You'll see the outputs of the commands executed in parallel in the console.

You also see that the work directories are created under the current directory as shown in the following. Each task is executed in each work directory. You'll see files named "out" is created in each work directory. Verify that the task IDs are written to the "out" files in each work directory.

Since two-level directories are created as work directories, we need to take care of the simulator path when we specify the command by a relative path. For instance, your simulator is located at the directory where CARAVAN is launched, the path of the simulator must be specified as the "parent of parent" of the current directory like ../../simulator.out. A good practice to avoid this complexity is to specify the command by the absolute path, such as $HOME/simulator.out.

In the following samples, import statements are omitted unless explicitly stated. You can find an executable scripts in samples/ directory.

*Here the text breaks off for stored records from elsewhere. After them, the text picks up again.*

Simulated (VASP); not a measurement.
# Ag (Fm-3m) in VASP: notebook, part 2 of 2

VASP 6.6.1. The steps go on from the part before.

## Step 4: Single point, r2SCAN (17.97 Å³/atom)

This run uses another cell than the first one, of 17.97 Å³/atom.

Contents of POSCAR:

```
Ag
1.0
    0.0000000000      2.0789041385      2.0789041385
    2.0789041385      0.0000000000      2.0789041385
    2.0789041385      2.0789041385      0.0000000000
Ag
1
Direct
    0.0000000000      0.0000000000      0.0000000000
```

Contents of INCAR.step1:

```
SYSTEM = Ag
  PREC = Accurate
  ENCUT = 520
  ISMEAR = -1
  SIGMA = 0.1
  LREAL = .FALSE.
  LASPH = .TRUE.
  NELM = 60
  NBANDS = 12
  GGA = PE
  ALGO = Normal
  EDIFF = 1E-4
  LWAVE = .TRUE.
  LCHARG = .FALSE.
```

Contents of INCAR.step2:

Visualizing how tasks are executed in parallel

Let us visualize the timeseries of task execution and see how tasks are executed in parallel. We generate 10 tasks which sleeps 1~3 seconds as follows.

from caravan import Server,Task

with Server.start():
    for i in range(20):
        Task.create(f"sleep {1+i%3}")

After the execution, you'll find a binary file "tasks.msgpack". This file is generated by the scheduler. It has the logs of each tasks such as the executed time, duration, and the process number. Refer to the README of CARAVAN_viz, which is a tool to visualize the logs. With this tool, you'll intuitively see how tasks are executed concurrently.

Defining callback functions

In many applications such as optimization, new tasks must be generated based on the results of finished tasks. It is possible to define callback functions for that purpose.

from caravan import Server,Task

with Server.start():
    for i in range(6):
        task = Task.create(f"sleep {1+i%3}")
        task.add_callback(lambda i=i: Task.create(f"sleep {1+i%3}"))

Run this program with the scheduler and visualize it using caravan_viz. You'll find that 10 tasks are created and 10 tasks are created after each of the initial tasks finished.

Please note that i=i in the last line is an idiom of Python to bind the variable i to the value when lambda is defined. If you refer to i directly from inside of the lambda, all the lambda refers to the same value of i, which is 5 in this case.

Async/Await

Although callbacks work fine, the code easily become too complicated if you add nested callbacks. One of the best practices to avoid the "callback hell" is "async/await" pattern. Let us see an example.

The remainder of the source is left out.